Yes, I understand. There's a lovely photo in the papers today of Enda, his wife, Fionnuala, and Joe Biden. It is nice to see the good relations between the US and Ireland continue. Yesterday was a happy proud day for Irish people at home and abroad.

There are problems here at home however. Gaelscoileanna are to lose the pupil-teacher ratio they used to enjoy in order to compensate for their difficult conditions and their lack of any recognised source of additional funding. Most Gaelscoileanna serve a region rather than a parish or local neighbourhood.

Ordinary English-medium schools have powerful support from the Patron -- formerly the Catholic Church -- and the local community. Gaelscoileanna never enjoyed the confidential Government-Patron discussions prior to schools being allocated to new communities.

All Gaelscoileanna must plead for recognition after decisions on the school requirements of an area have been taken by the "authorities," who wouldn't dream of planning for Gaelscolaíocht unless forced by local demand, and some -- Ratoath, for example -- must survive for a long, long time in unsatisfactory surroundings and depend on the parents and language enthusiasts to pay the teacher's salary and other costs of running a school before gaining official recognition.

Hitherto the Department of Education, surprised that anyone should want education through Irish, granted a generous pupil-teacher ratio, to enable such a new school to get established.

Now that has been withdrawn and teachers will lose their jobs and Gaelscoileanna will lose teachers and children will find themselves lost in large classes. All that in addition to the miserable conditions in mouldering prefabs or disused buildings designed for other purposes that are a feature of so many Gaelscoileanna. [Ara! Why don't they just send their children to the English-medium schools like everyone else!]

Forty years ago when the ordinary schools abandoned teaching through Irish in "the A-stream" -- and when Richard Burke had removed the requirement for Irish in exams and in the Civil Service -- parents had to seek education through Irish elsewhere. At that time the Department officials were delighted to see parents making a stand for Irish and indicated they were "pushing on an open door."

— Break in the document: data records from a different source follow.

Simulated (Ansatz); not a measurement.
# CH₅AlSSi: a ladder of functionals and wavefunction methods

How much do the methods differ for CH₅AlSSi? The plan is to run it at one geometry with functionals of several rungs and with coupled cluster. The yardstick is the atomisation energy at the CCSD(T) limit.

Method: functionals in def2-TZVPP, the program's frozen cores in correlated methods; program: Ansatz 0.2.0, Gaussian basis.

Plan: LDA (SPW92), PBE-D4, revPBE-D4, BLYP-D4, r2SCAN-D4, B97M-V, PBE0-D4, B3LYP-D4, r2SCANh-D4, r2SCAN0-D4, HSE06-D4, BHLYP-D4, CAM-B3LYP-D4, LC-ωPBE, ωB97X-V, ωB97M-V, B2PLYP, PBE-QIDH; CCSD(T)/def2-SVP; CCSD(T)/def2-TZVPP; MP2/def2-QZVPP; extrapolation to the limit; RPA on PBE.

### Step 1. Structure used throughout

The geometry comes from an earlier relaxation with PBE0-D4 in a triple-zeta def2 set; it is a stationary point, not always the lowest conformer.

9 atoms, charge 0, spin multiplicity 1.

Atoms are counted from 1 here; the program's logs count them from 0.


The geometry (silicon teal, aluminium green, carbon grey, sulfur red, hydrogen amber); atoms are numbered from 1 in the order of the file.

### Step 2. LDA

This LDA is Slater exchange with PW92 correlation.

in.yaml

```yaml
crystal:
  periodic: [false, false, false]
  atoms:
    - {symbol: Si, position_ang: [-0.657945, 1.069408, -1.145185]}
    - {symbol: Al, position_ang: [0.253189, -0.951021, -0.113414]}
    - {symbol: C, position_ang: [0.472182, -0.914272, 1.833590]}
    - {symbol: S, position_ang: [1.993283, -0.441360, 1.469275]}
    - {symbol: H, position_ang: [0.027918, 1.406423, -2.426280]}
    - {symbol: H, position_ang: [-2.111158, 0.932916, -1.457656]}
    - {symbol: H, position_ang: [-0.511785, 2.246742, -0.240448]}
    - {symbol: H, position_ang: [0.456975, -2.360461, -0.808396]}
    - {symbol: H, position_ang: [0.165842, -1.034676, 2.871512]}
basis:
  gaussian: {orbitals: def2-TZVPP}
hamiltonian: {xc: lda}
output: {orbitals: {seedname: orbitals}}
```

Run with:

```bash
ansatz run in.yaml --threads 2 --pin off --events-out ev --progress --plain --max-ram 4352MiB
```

Now that those oldtimers have all retired and the new "couldn't-learn-its" are in charge that door has become very stiff and no new all-Irish schools have been permitted in recent years.

This first decision of our new Government bodes ill for the sector and for the language. I can just imagine the discussion at the Cabinet table "Preserve Irish in the Gaeltacht. Forget the rest. They're only floggin' a dead horse."